Our next stop was Seville. We had heard that the marina at Puerto de Gelves was a good place to stay with a frequent bus service into Seville. It was certainly a pleasant stopping place. With the river Guadalquivir on one side and boats on the other, we were more than happy.
Seville has been on our wish list for a long time and we were not disappointed when we finally got there. It is a beautiful city with fabulous ornate buildings, picturesque squares and the most amazing gardens at Plaza Espana. With the lovely Andalucian horses trotting through the streets with their carriages full of happy snappers (mostly Chinese!), street performers entertaining the visitors and students going about their daily business, there is a real buzz to the place.
The old city of Seville is famed for three great monuments at its centre, the Giralda Tower, the Catedral and the Alcazar. The Catedral is the largest Gothic cathedral in the world and was a most impressive sight. We visited all three on day one and then the Plaza de Espana and the Setas on day two.

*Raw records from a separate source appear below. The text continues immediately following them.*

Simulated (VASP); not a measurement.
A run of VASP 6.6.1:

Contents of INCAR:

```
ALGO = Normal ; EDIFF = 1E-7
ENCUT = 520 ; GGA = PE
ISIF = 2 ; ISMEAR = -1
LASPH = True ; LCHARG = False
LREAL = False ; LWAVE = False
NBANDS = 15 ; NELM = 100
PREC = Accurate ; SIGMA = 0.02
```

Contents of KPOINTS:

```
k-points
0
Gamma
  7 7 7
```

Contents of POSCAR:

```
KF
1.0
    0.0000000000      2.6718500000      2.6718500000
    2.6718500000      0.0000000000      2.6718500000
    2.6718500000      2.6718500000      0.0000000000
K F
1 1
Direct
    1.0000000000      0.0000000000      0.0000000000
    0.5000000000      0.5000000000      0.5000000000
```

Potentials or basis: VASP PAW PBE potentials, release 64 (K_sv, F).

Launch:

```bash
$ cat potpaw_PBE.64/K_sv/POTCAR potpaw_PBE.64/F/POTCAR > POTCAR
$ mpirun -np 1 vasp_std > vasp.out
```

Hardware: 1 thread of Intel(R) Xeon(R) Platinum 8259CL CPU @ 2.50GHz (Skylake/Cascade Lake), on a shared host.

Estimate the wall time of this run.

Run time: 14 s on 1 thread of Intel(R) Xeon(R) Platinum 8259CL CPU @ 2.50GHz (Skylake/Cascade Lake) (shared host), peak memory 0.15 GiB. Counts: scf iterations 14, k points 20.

The Giralda Tower is considered by some to be the most beautiful building in Seville. It is named after the 16th century giraldillo, or weather vane, on its summit. You can ascend to the bell chamber for a remarkable view of the city and glimpses of the Cathedral’s buttresses and statuary. As someone who really dislikes spiral staircases, I was very happy with the inner construction. The ascent is made up a series of 35 gently inclined ramps wide enough to allow two mounted guards to pass.
Giralda Tower and views from the tower
The site of the Alcazar has been occupied by rulers since the time of the Romans. The great court of the Abbadids was built here under the cruel and ruthless al-Mutadid, who needed to house his harem of 800 women! Later, under the Almohads, the complex was turned into a citadel, forming the heart of the town’s fortifications. Parts of the Almohad walls survive, but the present structure of the palace dates almost entirely from the Christian period. Whatever its main influences, it is another very ornate, beautifully tiled and over imbellished complex. There are gardens and fountains to enjoy and a very welcome terraced cafeteria.
The entrance to the Parque de Maria Luisa was a short riverside walk from the bus and we were immediately impressed by its grandeur. The park used to form part of the vast grounds of the Palacio de San Telmo. The Palacio’s 19th century owner, the dowager duchess Maria Luisa, donated the park to the city in 1893, and they named it after her. There are tree shaded avenues, ornamental pools and various pavilions to be found here. With the horse drawn carriages bowling along the avenues, it was like stepping into an earlier era.
The Plaza de Espana was designed as part of the Spanish Americas Fair. It was to be the centrepiece of the fair, which was scuppered by the Wall Street crash in 1929. It is a vast semi-circular complex with with fountains, monumental stairways and masses of ornamental tilework. The plaza was used for the Spanish exhibit of industry and crafts and around the crescent are azulejo scenes representing each of the provinces. We were bowled over by the splendour and exuberance of the plaza.
Plaza de Espana Images
The last excitement, if you discount the flamenco dancers providing entertainment along the way, was Las Setas. We walked through the narrow streets of the Jewish Quarter to the Plaza de La Encarnacion to visit the most modern of Seville’s attractions. Las Setas took 7 years to build and is known locally as the mushroom (las setas), although its official name is Metropol Parasol. It is a 150m long series of undulating wood-waffle flat topped mushroom structures on giant concrete pillars. It is claimed by it’s German architect, Jurgen Mayer, to be the world’s largest timber construction. For the princely sum of 3 euros each, we enjoyed the undulating walkway across the roof to the sky deck with stunning views across the city.
On the Saturday, we were treated to an opera singer, brass ensemble, living statues and flamenco dancers along the streets and squares. Having seen quite a bit of flamenco dancing for a donation in a hat, we decided against the very expensive venues on offer.
Apart from these most obvious attractions we were impressed with the variety of architecture on offer and had a lovely time wandering around the streets looking at the buildings.
There is a lot more to see in Seville so we will probably visit again on another trip to Spain.